Many of the players in Huntsville, Ont., know the value of playing the sporting field. In addition to being high-performance hockey players, they’ve excelled in track and field, basketball, soccer and lacrosse, just to name a few, at the regional, provincial and, in some cases, national level.

Then there’s Ashton Bell. For four years the Manitoba forward competed in high school rodeos.

“I started when I was in Grade 6,” she says. “I’ve always just rode horses. There were a few people I knew who competed in it, so I just thought I’d try it out.”

She competed in barrel racing, pole bending, goat tying and breakaway roping in the Manitoba High School Rodeo Association. Every weekend, spring into early fall, she’d make her way around the southern side of the province looking for points.

Much like young hockey players cautiously making their way around the ice in the early going, Bell and her horse took an unhurried approach the first time out. As Bell remembers it, the pair were almost as much spectators as those sitting in the stands.

“My horse and I just trotted through the events until we kind of got going,” she says, laughing at the memory. “We got faster and faster to make sure we completed it.”

Bell’s best event was breakaway roping; she qualified for nationals one year but couldn’t compete at the last minute.

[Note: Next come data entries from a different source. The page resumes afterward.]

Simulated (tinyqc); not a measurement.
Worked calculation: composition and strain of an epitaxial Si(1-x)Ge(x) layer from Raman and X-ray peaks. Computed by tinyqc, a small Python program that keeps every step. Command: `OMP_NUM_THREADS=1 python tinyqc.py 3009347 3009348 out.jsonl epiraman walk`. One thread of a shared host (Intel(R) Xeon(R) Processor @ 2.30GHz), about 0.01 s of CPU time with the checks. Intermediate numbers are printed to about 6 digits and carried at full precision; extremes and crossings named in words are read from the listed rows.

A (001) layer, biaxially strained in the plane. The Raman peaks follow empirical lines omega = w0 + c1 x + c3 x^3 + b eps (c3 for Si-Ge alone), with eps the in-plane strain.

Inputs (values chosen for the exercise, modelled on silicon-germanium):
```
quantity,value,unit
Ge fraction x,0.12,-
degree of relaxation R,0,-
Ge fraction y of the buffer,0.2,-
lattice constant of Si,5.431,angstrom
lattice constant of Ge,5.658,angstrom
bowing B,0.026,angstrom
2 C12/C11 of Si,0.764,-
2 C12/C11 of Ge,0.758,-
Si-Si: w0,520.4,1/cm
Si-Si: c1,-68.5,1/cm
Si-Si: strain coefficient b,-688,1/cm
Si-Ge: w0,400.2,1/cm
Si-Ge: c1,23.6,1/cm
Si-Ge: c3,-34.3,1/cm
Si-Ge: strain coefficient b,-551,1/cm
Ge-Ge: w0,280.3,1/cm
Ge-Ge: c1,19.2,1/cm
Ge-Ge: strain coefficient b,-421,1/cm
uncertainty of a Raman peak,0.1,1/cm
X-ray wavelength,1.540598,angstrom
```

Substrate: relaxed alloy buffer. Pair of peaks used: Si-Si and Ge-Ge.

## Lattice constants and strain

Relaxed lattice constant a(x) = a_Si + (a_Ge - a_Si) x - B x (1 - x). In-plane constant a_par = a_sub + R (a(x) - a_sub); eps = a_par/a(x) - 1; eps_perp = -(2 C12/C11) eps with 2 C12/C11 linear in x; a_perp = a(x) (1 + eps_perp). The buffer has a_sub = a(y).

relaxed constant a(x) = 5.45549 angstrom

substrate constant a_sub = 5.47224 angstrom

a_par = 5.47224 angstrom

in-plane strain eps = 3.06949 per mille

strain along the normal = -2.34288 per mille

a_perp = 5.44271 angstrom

There’s not a whole lot of, if any, similarities between two of her chosen sports – Bell also competes in track and field, as a sprinter – but one does serve, surprisingly, as a serene timeout to the other.

“It’s just a nice break to get away from hockey,” says Bell. “You can go out whenever and just ride. It’s very relaxing.”

Now a high school junior, Bell has started thinking ahead to her future, one that she hopes involves her hockey earning her a post-secondary education.

Rodeo competitions have had to take a backseat, but she still takes the time to do breakaway roping, and her other events, at her family’s farm in Deloraine, Man.

“I try to keep riding as much as I can every night after school,” she says. “I set up barrels in the fields and pulls and just practice around those.”

It was on this same land that Bell grew up playing hockey with her brothers, Tristan, 17, and Samuel, 12. Bell and Tristan played a few times together in Peewee and Bantam, and all three siblings played street hockey together on the family farm.

Bell’s earliest memories of hockey date back to participating in Hockey Manitoba’s Breakfast Club. She’d be on the ice in the morning, happily doing drills in whatever weather awaited, then grab breakfast with her fellow rinks rats before heading off to school.

The program was started by Bob Caldwell, the 2015 winner of Hockey Canada’s Gordon Juckes Award for his contributions to the development of amateur hockey in the country. Bell now regularly gets back on the ice in Deloraine, giving back to the program that helped develop her love of the game. “I try to help out now because the age group is getting pretty young, so I just go and help out Bob if I can.”

Early mornings in Deloraine and games of road hockey on the farm with family have led Bell to a hat trick of appearances on the national scene in 2015.

In February she represented Manitoba at the Canada Winter Games, where she finished second in team scoring with five points. In August she was invited to Hockey Canada’s National Teams’ Summer Showcase and the selection camp for Canada’s National Women’s Under-18 Team.

Bell is proud of both of these accomplishments – “It’s a privilege because not many other girls get to do something like that” – but has her eye on the next national prize: the 2015 National Women’s Under-18 Championship. Her first two high-performance experiences this year have prepared her for the third.

“It’s a short-term competition so you just got to go with the mentality that you have to play strong each and every game,” she says. “If you don’t win a game you don’t really have the time to get that one back.”

Manitoba has been making noise at the U18 nationals in recent years, with podium finishes two of the last three times the tournament has been played. Bell wants to keep that momentum going. When asked what it would mean to win, Bell can’t help but smile when she says, “I’d really like that.”

For more information:

Esther Madziya
Manager, Communications
Hockey Canada

(403) 284-6484 

[email protected] 

Spencer Sharkey
Manager, Communications
Hockey Canada

(403) 777-4567

[email protected]

Jeremy Knight
Manager, Corporate Communications
Hockey Canada

(647) 251-9738

[email protected]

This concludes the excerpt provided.